It's like building an expressway and adding speed breakers every few kilometres.
In a nation where digital payments have become as common as cash, India's central bank now confronts the shadow that rapid modernization casts: nearly 2.5 million citizens lost $2.5 billion to digital fraud in 2025, a 4,300 percent rise since 2021. The Reserve Bank of India has proposed a suite of protective measures — transaction delays, layered authentication, and mule account detection — yet experts caution that technical barriers alone cannot outpace the ingenuity of those who exploit trust. The deeper challenge is one of human readiness: a population invited into the digital economy faster than it could be taught to navigate it safely.
- A single phishing text about an eleven-dollar fine drained a Pune professional of over three thousand dollars in minutes — a microcosm of a fraud epidemic now costing India billions annually.
- The 4,300% surge in digital fraud since 2021 signals a systemic failure: the country's payment infrastructure scaled at speed while security safeguards and public awareness lagged dangerously behind.
- The RBI's proposed remedies — cooling-off delays, trusted-person authentication for the elderly, and mule account crackdowns — are drawing scrutiny for assuming a simplicity that India's sprawling, complex payment ecosystem does not possess.
- Experts warn that scammers will adapt to new technical barriers, that implementation costs will likely fall on consumers, and that an existing AI fraud-detection tool, Mulehunter.AI, remains largely undeployed across the banking system.
- The path forward, analysts argue, demands more than regulation: it requires urgent national investment in digital literacy, clearer inter-agency ownership of the problem, and a consultative process that translates good intentions into enforceable, scalable rules.
In February, a business analyst in Pune received a text warning him of a speeding fine — roughly eleven dollars — and a threat that his licence would be suspended unless he paid at once. He clicked the link, entered his one-time password, and within minutes his credit card was charged $3,225. He had authorized a transaction nearly 300 times the size of the supposed fine, a victim of the phishing scams that have become routine across India.
The scale of the crisis is now undeniable. Nearly 2.5 million Indians lost $2.5 billion to digital fraud in 2025, representing a 4,300 percent increase since 2021 — an acceleration driven by the country's rapid embrace of digital payments without corresponding security safeguards. The Reserve Bank of India has responded with a discussion paper outlining proposed interventions: a one-hour delay on account-to-account transfers, additional authentication requirements for elderly and vulnerable users, stronger mule account detection, and customer controls to disable digital payments or cap transaction limits.

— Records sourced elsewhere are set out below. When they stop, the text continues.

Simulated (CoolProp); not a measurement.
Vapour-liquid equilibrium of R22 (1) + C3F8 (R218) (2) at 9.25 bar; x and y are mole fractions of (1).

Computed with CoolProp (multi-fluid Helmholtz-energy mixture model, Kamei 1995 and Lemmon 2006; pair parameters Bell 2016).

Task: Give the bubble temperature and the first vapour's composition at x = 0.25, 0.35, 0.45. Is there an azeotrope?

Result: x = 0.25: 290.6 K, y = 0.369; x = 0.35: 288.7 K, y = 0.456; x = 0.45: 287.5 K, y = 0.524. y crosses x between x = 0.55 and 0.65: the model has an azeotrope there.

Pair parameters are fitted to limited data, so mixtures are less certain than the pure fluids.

Experts welcome the attention but question the remedies. Rajesh Bansal, formerly of the RBI's Innovation Hub, notes that the one-hour delay might have protected the Pune analyst, but such OTP scams account for only a small fraction of total fraud losses. Scammers, he argues, will simply instruct victims to wait — maintaining the illusion of legitimacy until the window closes. Wriju Ray of regulatory technology firm IDfy adds that introducing delays would require fundamental changes to India's payment architecture, conflicting with the very principle of instant transactions. "It's like building an expressway and adding speed breakers every few kilometres," Bansal observed.
The proposal for trusted-person authentication for elderly citizens raises further questions: Who qualifies? What if that person lives abroad, or is themselves deceived? Meanwhile, the RBI's own Mulehunter.AI platform — designed to flag suspicious accounts in near-real-time — has yet to be widely deployed across the banking system, suggesting that the gap between policy and implementation is already significant.
Both experts agree that regulation must be paired with serious investment in digital literacy. Celebrity campaigns and cricket advertising have raised some awareness, but Ray argues the effort falls far short of what is needed. Bansal calls for tighter coordination between the central bank, police, government ministries, and market regulators — noting that confusion over who owns the problem remains a critical weakness.
What offers a measure of hope is the RBI's decision to publish a discussion paper and invite public feedback before finalizing rules — a departure from its tradition of simply announcing decisions. Whether the resulting regulations will be ambitious enough to match the scale of the crisis, and whether the government will treat digital literacy as a national priority alongside enforcement, remains the open question.
In February, a business analyst in Pune received a text message about a speeding fine of 1,000 rupees—roughly eleven dollars. The message warned that his driving licence would be suspended unless he paid immediately. He clicked the link, entered his one-time password as instructed, and within minutes his credit card was charged $3,225, the maximum transaction limit. He had authorized a transaction nearly 300 times larger than the supposed fine, victim of a phishing scam that has become routine in India.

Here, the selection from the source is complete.